As for extreme unction, so long as they are not dead, the priest can try. If they are dead, then it is too late.
But the fact that theology changed throughout time does argue against the need to have a complete cosmological system, the details of which are known to the players if not the characters as facts rather than as beliefs. Real medieval people had differing beliefs and are much better role-played if we the players don't know that they're objectively right or wrong in those beliefs.
Yes, I agree there is no need for the players to know the entire cosmological system of the game-world. Not because what the characters think might change, but for the same reason that there is no need for the players to know how to cast spells.
The characters are fictitious, so they can't be right or wrong about anything. Why should what the players think about the beliefs of the characters matter?
Because it ends up being a little like role-playing your way though an adventure that you've already read. It can be done but it takes something out of the game. It's hard to play participants in a crusade when when you the player know that both the Catholics and the Cathars or the Christians and the Muslims are aligned with the Divine, or to play a pagan Lithuanian when you the player know that the invading Germans really are on the side of God.
If you're playing a game about religion and theology this kind of OOC knowledge may be required. If you're playing a game about magi and their companions, it just gets in the way.
Personally, I think it is easier and better playing such a game when the players know more than the characters. Stuff can happen which makes no sense to the characters, but does make sense to the players.
Which is not to say that the players always need to know what it is going on. Just that there is nothing wrong with the players knowing stuff that the characters don't. In fact it is often crucial for the players to know some stuff that the characters don't.
In character, Purgatory does not exists any more than Schrödinger's cat is alive. After 1254 and the First Council of Lyon, when it became Western Church dogma, yes. But this is in the future and for all we know the council might never happen or Purgatory could become a heresy.
This is Mythic Europe, where magic works and all religions are equals. Here the Church could be as wrong as the Criamons and it would make an interesting game.
In character, unless one is playing a Saint or similarly exceptional holy person, one shouldn't have any more certain knowledge of Purgatory than one does in the real world, where of course opinions differ on the subject. Hermetic magic certainly doesn't offer any special insight, due to the Limit of the Soul.
In character, the Purgatory could be a demonic ploy or a faerie game. You mean: in game, RAW states is exists. Could you provide citation for this?
Let's say the cat experiment had actually been done and the result was a live cat. 50 years down the line when we replay (not repeat) that experiment, we'll use a live cat since that was the result. But that's hindsight for the original actors and, in character, no one can say the cat will be alive until they discover it.
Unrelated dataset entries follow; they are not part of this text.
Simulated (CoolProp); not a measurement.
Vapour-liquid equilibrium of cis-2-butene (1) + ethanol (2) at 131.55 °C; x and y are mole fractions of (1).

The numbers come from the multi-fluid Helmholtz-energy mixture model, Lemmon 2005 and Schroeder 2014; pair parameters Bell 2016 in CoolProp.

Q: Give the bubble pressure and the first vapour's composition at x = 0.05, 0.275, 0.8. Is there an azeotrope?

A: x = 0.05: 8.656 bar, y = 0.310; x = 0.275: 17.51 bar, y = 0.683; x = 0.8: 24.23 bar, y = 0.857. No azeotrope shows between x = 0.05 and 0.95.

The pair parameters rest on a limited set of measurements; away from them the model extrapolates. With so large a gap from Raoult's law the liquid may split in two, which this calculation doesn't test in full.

To go back one post, I was very surprised the first time I read that Columbus invented America. With this in mind, any advance, be it technological or spiritual, is an invention.
It can't be crucial for the players to know somthing the characters don't.
If they were to have their characters act on such knowlege the effect in game would ammount to the characters a) doing somthing at complete random that is convieniently correct. b) The characters haveing astounding leaps of logic at just the right time. c) The characters doing somthing that simply does not make sense. d) Taking seemingly senseless risks.
If you let tehm know OOC info just for their peace of mind you simply detract from the roleplaying experience.
^This appears to be correct based on my catholic raising.
The purgatory bit might be slightly anachronistic but i fail to see how it's really relevent since ya know the being dead thing.
There are lots of critical pieces of player knowledge that the characters don't know but which the players act on.
The players know, for example, that we are starting the roleplaying session now and an Adventure is about to happen. The characters don't.
The players also know that spending too long a time time mucking about on adventures will interfer with Lab projects, and so keep an eye on the in-character time spent in the field in a way that the characters would not.
The players know about breakpoints in advancing Abilities and Arts and so pick the books that the character reads in a way that the character could not.
The players know that The Old Man in The Inn with a Curious Tale, is the trigger for an adventure (or whatever cliches your saga uses), rather than a mad irrelevancy.
The players know the Covenant Hooks and Story Flaws of their characters will trigger adventures. The characters do not.
The players know that Albert the Grog and Merdactus the Magnificant (a magus) cannot have a convincing conversation because they are controlled by the same player; and so avoid creating situations in which the two characters need to converse.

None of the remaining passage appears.